WATCH Tory minister Sam Gyimah says he is 'deeply uncomfortable' with Trump visit going ahead
Tory Minister Sam Gyimah has said he is “deeply uncomfortable” with Donald Trump coming to the UK on a state visit after the US President retweeted far-right group Britain First.
Speaking on BBC Question Time, the Justice Minister warned the trip - expected next year - could be “divisive at a time when we are trying to unite our country”.
It comes after Theresa May and other top Cabinet colleagues refused to suggest the invitation could be rescinded.
The US President sparked fury when he re-tweeted three videos posted by the anti-Muslim group apparently showing them committing hate crimes.
At least one of the videos was falsely captioned as featuring a Muslim migrant.
Justice Minister Mr Gyimah said: “In terms of whether or not Donald Trump comes to this country I am personally deeply uncomfortable about it.

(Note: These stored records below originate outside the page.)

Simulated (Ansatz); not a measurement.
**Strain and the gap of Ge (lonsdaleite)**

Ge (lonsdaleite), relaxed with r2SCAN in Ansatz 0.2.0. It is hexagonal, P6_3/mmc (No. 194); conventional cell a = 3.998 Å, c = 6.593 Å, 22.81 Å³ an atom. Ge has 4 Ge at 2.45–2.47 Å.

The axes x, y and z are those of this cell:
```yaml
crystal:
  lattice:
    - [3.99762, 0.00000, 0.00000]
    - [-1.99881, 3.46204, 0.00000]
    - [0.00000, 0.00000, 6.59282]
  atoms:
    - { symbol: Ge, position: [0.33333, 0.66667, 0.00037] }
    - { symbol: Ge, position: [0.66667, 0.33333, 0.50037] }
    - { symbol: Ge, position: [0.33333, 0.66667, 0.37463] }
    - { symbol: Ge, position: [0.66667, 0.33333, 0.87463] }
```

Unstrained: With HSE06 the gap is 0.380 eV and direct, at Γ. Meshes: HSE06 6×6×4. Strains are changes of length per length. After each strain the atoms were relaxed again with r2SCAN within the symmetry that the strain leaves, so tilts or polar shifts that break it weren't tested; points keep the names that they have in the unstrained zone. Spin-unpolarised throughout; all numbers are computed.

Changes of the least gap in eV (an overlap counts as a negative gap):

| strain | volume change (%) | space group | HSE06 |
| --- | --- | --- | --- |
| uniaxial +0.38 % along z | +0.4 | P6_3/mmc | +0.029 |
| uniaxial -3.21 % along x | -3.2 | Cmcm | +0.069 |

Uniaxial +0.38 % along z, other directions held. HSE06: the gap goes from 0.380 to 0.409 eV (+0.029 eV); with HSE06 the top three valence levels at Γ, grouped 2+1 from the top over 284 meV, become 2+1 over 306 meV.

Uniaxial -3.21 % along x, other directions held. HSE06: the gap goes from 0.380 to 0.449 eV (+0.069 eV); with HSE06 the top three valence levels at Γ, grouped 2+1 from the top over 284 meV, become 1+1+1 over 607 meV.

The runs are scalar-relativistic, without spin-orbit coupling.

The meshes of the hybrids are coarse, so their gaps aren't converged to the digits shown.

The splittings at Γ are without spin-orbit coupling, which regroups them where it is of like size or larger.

"I am deeply uncomfortable because he is deliberately divisive and this will be divisive at a time when we are trying to unite our country.
“The invitation has been sent and it has been accepted. It’s above my pay grade as to what happens next but I think I am deeply uncomfortable about it.”
Meanwhile, the Telegraph has revealed that Mr Trump will not come to the UK on a ‘working visit’ pencilled in for January, amid growing tension in the wake of his tweets.
He was expected to formally open America’s new London embassy, but a senior US diplomat told the newspaper: "The idea of a visit has obviously been floated, but not December and not January. I would not expect a Trump visit in January."
The intervention follows calls for Mr Trump’s state visit to be cancelled, with several MPs, including Labour veteran firebrand Dennis Skinner, making the case to Home Secretary Amber Rudd in Parliament yesterday.
However, Ms Rudd stuck to the Downing Street line, saying: “The invitation has been extended and accepted and we have yet to make the arrangements.”
Speaking on a visit to Jordan yesterday, Theresa May refused to back down on her criticism of the US president, even though he singled her out on Twitter and told her to focus on other things.
"The fact that we work together does not mean that we're afraid to say when we think the United States has got it wrong, and be very clear with them," she said.
"And I'm very clear that retweeting from Britain First was the wrong thing to do."